Liverpool could not compete with Manchester City, Jurgen Klopp had claimed. And over 38 games this season, he may be right, with the gap still standing at 10 points. But over 90 febrile, fantastic minutes, Liverpool ended the champions’ unbeaten start, offering a reminder of why Anfield remains Pep Guardiola’s bogey ground and Klopp his toughest opponent.
Liverpool have made a premature departure from the title race this season and Klopp exited a famous victory early, sent off for yelling in the assistant referee Gary Beswick’s ear. His disciplinary record may have deteriorated but on the pitch, he improved an already remarkable statistic. He extended his unrivalled number of wins against Guardiola to 12 and the context made this one of the greatest.
The Reds went from their worst start to a season under him to their best performance since April with a brilliant, blistering display. Whatever the financial disparity between them and City that Klopp referenced on Friday, they demonstrated they can defeat them on the pitch. There was no inferiority complex where it mattered most.
If Liverpool had been a shadow of themselves this season, the same felt true of Mohamed Salah. Yet the defining rivalry in the Premier League in recent years spurred the Footballer of the Year back to a state of high-speed superiority.
Erling Haaland seems destined to succeed him as the Golden Boot winner, but Salah was the scorer in their first Premier League duel. After five games without a goal, he scored one that established a four-point lead at the division’s summit: but for Arsenal, not Liverpool or City.
Yet everything else felt a subplot on a day that illustrated why the Guardiola-Klopp rivalry can be so compelling. It was ferocious in pace, audacious in ambition and heated in temper.
Perhaps Thiago Alcantara should have been sent off for upending Rodri; Bernardo Silva’s challenge on Salah, which so aggravated Klopp, was scarcely perfectly timed, either, and the controversy extended to a disallowed goal that Guardiola may feel continues his tradition of misfortune at Anfield. But it was fast and frenzied, fabulous entertainment in a messy epic.
Even the manner of the winner was extraordinary, with a goal set up by the goalkeeper. Alisson already has an assist against Manchester United to his name. He added one against Man City with a long pass that was pinpoint in its accuracy, taking out most of the players on the pitch, and finding Salah. Not Joao Cancelo, who should have stopped the Egyptian, but he spun away and slotted a shot past Ederson.
City may have been given false hope a few minutes earlier when Klopp made a triple substitution and Salah’s number went up. It transpired it was a mistake: he stayed on and struck. Instead, two changes brought on Darwin Nunez and a fit-again Trent Alexander-Arnold, each of whom should have doubled the lead at the death.
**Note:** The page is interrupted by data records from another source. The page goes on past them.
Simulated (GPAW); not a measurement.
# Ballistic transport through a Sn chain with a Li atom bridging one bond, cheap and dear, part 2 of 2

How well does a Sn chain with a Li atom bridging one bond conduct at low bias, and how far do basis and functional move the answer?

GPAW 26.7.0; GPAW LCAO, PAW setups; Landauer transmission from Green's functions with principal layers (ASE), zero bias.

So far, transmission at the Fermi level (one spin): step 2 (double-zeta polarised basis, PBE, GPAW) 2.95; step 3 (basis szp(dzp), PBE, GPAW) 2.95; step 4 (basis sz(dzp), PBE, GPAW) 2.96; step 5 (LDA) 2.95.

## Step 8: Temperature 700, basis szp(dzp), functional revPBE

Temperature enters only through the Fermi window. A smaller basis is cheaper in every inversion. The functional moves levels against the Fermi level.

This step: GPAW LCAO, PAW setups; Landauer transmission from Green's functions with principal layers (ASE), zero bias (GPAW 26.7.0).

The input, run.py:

Liverpool had recaptured their intensity and identity, mustering the kind of fast start they have lacked too often this season and which has blown City away at times in the past. Not here, though: while Diogo Jota and Andy Robertson could have broken the deadlock, it was goalless at the break and City were the first to have the ball in the net.
Briefly, it seemed as though Phil Foden had celebrated his new five-year contract with the opener, the Mancunian slotting home after Haaland had challenged Alisson, with the goalkeeper feeling he had the ball in his grasp. After referee Anthony Taylor went to the monitor, a foul was given: not on Alisson, but Fabinho, when Haaland grabbed a handful of red jersey to drag the Liverpool midfielder down seconds earlier.
The City manager’s reaction seems destined to become a meme. It was not the first time Guardiola has ended up gesturing histrionically and yelling ineffectually on the Anfield touchline as he has been barracked; this time, strangely, he seemed to be urging them to be louder.
It came in an astonishing few minutes early in the second half, sandwiched by two moments when Liverpool were inches from leading. Klopp had taken the lessons from Salah’s hat-trick at Rangers and fielded him as a striker, demoting Nunez and sparing him comparisons with Haaland.
And, even before he scored, Salah was outstanding. A couple of minutes before Foden’s disallowed goal, he was denied by a sensational save from Ederson, tipping the ball wide. Salah had been sent scurrying clear by Roberto Firmino and the slightest of touches meant that, from a City perspective, the ball was diverted the right side of the post. A couple of minutes later, he crossed with nonchalant deftness and Jota headed against the outside of the post.
Klopp’s choices were vindicated, but there was a bravery to playing 4-2-3-1, to dropping Jordan Henderson and picking Harvey Elliott. Necessity meant James Milner was up against Foden but the veteran proved doughty. Joe Gomez was terrific and ended up with the player-of-the-match award. Alongside him, Virgil van Dijk returned to form, a colossus delivering against the best.
But well as each played, it feels impossible to keep Haaland completely quiet. Instead, as Liverpool joined Bournemouth in a select band to stop him from scoring in the Premier League, he still had chances. Alisson held a Haaland chip when the giant tried the subtle approach. Kevin de Bruyne first hooked a ball into his path, then delivered a curled cross. The first headed was directed over, the second at Alisson. After the break, the Brazilian clawed away a low shot.
It seemed his most meaningful contribution until the goalkeeper released Salah, he sprinted away and Liverpool had not just competed with City. They had beaten them.